A scaffolding structure (10) having a two dimensional inner grid (12) interconnected with a two dimensional outer grid (14). Additional bamboo members (25, 27) are secured on the outer grid (14) such that the interstices defined by the load bearing members (24, 26) and the bamboo members of the outer grid (14) are smaller than the interstices defined by the load bearing members (20, 22) of the inner grid (12). An anchoring device (50b) to anchor the scaffolding structure (10) to the building (15) includes an arm (52b) and an anchoring member (50c). The anchoring member (50c) has a first leg in the form of a bar or rod which is alignable such that the first leg extends parallel to the longitudinal axis of the arm with the remote end of the first leg extending beyond the arm (52b). The scaffolding structure further comprises platforms (102b) which have an access opening (127) for access to a lower region of the scaffold (10), and a ladder (120) disposed for access by a worker through the access opening (127).

Description

    Field of the Invention
  • The present invention relates to scaffolding. More particularly, the invention relates to safety aspects of scaffolding.
  • Background to the Invention
  • In western countries the use of timber in scaffolding structures was prevalent in the early part of the twentieth century. Due to the high number of industrial accidents and fires arising from timber scaffolding, timber scaffolding has generally been replaced worldwide by steel tubular scaffolding.
  • However, in Asia, bamboo has been traditionally used for scaffolding. Bamboo scaffolding is still in use in China and Hong Kong. As a scaffolding material, bamboo has a number of advantages. Bamboo is economical and can be simply constructed without special tools. Bamboo scaffolding can also be constructed within a short period of time in a limited working space. The most significant advantage of bamboo scaffolding is its very strong bending strength and elasticity when freshly cut. However, the strength of bamboo decreases as time goes by because it gradually dehydrates over time. When the water content has reduced below 10% the bamboo becomes dry and cracks will appear. The maximum lifespan ofbamboo scaffolding members is thus relatively short, only about 12 to 18 months. Thus bamboo is considered somewhat unreliable.
  • In view of the limitations of bamboo, it is gradually being superseded in Hong Kong by steel scaffolding members. Steel scaffolding members still possess disadvantages none the least of which is cost. The weight of steel scaffolding structures may also be problematic in some situations. Because of the cost and strength characteristics of steel, the distances between the structural members is generally very wide to reduce material by taking advantage of steel strength. These distances are often inconvenient for workers climbing on the scaffolding and pose safety problems.
  • Australian Patent Specification No. 45247/85 discloses a convention scaffolding structure with an additional guard panel spaced outwardly from the scaffolding structure. This guard panel adds substantial additional weight to the structure and requires special brackets to secure the guard panel to the scaffolding structure.
  • It is therefore an objective to overcome or ameliorate at least one of the aforementioned disadvantages or to provide the public with a useful choice.
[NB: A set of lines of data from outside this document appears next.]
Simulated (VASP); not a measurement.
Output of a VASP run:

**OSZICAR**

  • Summary of the Invention
  • In accordance with a first aspect of the present invention there is provided a scaffolding structure for a building being erected, the scaffolding structure being in the form of a substantially two dimensional inner grid interconnected with a substantially two dimensional outer grid, each of the grids being comprised of load bearing members having relatively constant strength over time under expected loading conditions of the scaffolding structure characterised in that additional bamboo members are secured on the outer grid such that the interstices defined by the load bearing members and the bamboo members of the outer grid are smaller than the interstices defined by the load bearing members of the inner grid.
  • Preferably the load bearing members are elongate structural members intersecting in a regular pattern to form the grids. The elongate members may be coupled by right angle metal couplers at all or some of the intersections in the grid. In a most preferred form of the invention the load bearing members are steel members, preferably of tubular cross section. In an alternative aspect of the invention, the load bearing members may comprise fibre reinforced plastic tubes. The grids are preferably constructed of load bearing members arranged at 90° to each other although other configurations are possible. Each grid may therefore have upright load bearing standards and substantially horizontal load bearing ledgers. Desirably, at least some of the load bearing ledgers in the inner grid correspond to a respective load bearing ledger in the outer grid provided at the same height.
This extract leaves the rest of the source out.